CO2 (carbon dioxide)
When fuels such as petrol and diesel, are combusted carbon dioxide (CO2) is produced and released into the atmosphere. CO2 is believed to be a major contributor to global warming so vehicle makers have been set tough limits to meet by 2020 – 95g/km.
DPF (diesel particulate filter)
A diesel particulate filter is fitted to the exhaust of all Euro-5 and Euro-6 cars. It traps 99% of all particulates emitted by the exhaust, making its PM emissions significantly lower than older cars.
Euro 6 (referred to as Euro VI for heavy commercial vehicles) is the most recent regulation for vehicles sold in Europe to ensure the cleanest engines. Since 1993, the European Commission has enforced a Euro standard of emissions, which all vehicles on sale must meet.
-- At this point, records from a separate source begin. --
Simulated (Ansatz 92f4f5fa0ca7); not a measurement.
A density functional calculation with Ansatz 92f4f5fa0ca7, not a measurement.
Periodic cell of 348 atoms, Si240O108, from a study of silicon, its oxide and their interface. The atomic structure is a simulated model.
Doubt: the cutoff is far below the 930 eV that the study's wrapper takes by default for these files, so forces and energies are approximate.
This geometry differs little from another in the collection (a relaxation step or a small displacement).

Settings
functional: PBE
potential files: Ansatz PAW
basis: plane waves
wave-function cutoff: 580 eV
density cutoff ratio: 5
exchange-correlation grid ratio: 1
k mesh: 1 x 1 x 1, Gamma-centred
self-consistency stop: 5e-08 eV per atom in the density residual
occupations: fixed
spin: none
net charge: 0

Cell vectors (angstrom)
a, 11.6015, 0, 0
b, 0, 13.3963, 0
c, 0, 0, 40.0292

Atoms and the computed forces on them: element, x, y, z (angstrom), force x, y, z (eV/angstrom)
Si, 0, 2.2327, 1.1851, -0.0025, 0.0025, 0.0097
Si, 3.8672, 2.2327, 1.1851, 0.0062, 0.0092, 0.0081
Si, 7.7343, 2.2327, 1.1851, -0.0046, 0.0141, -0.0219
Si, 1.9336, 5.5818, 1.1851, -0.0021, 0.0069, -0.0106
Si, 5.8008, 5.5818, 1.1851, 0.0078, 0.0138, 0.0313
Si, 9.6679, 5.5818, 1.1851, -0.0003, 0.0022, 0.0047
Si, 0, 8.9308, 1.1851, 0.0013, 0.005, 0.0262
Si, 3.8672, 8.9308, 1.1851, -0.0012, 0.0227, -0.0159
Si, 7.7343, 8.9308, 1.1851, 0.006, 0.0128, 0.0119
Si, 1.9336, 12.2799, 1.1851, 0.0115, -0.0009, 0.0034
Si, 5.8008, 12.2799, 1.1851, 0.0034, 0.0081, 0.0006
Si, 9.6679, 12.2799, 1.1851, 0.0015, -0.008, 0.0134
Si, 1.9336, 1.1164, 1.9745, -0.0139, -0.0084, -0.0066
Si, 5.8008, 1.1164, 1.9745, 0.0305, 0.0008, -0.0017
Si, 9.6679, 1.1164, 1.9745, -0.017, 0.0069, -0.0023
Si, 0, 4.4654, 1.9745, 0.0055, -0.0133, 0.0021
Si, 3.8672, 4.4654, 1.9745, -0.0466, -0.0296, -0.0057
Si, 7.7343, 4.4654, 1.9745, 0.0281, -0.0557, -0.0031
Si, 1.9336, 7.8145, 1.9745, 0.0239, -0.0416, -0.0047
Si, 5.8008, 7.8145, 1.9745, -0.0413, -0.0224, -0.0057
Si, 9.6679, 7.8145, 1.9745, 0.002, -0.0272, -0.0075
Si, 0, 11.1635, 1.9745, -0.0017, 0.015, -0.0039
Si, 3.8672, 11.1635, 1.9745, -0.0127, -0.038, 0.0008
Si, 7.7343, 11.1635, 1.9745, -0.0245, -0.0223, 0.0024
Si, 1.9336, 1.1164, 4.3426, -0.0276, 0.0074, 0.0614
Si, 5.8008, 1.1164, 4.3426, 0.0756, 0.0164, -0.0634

NEDC (New European Driving Cycle)
Until September 2017, all new cars had their emissions measured by the NEDC, the EUs previous official emissions test for cars. The test was operated in strict laboratory conditions and, like the new test (WLTP), was monitored by a government-appointed independent approval agency. In the UK, this is the Vehicle Certification Agency.
NOx refers to nitrogen oxides or oxides of nitrogen, and is a by-product of fuel combustion. When measuring emissions, these are known as oxides of nitrogen, or NOx.
Particulate matter (PM) or Particulate Number (PN)
Particulate matter, better known as soot, is a waste material of combustion. Thanks to a filter that captures 99% of exhaust particulates; Euro 6 diesel cars emit the equivalent of a single grain of sand in PM each kilometre.
PEMS or portable emissions measurement system is a mobile laboratory which measures and analyses tailpipe emissions on the move. It is used in new Real Driving Emissions tests, introduced from 1 September 2018.
RDE stands for Real Driving Emissions, and refers to the emissions test that a car will be expected to comply with when tested on the road rather than in a controlled laboratory environment. This can be affected by many different conditions including car condition, weather conditions, driving style. A new RDE test for new cars has now been introduced, which measures ‘real world’ emissions performance.
Selective catalytic reduction is an emission reducing technology used in diesel cars. This specialist catalytic converter injects a chemical called AdBlue into the exhaust to convert NOX into nitrogen and water.
The Worldwide harmonized Light vehicles Test Procedure (WLTP) is a new test cycle, introduced from 1 September 2017. It is much more comprehensive and challenging than the NEDC and is based on real driving data to ensure results better reflect those achieved by consumers on the road.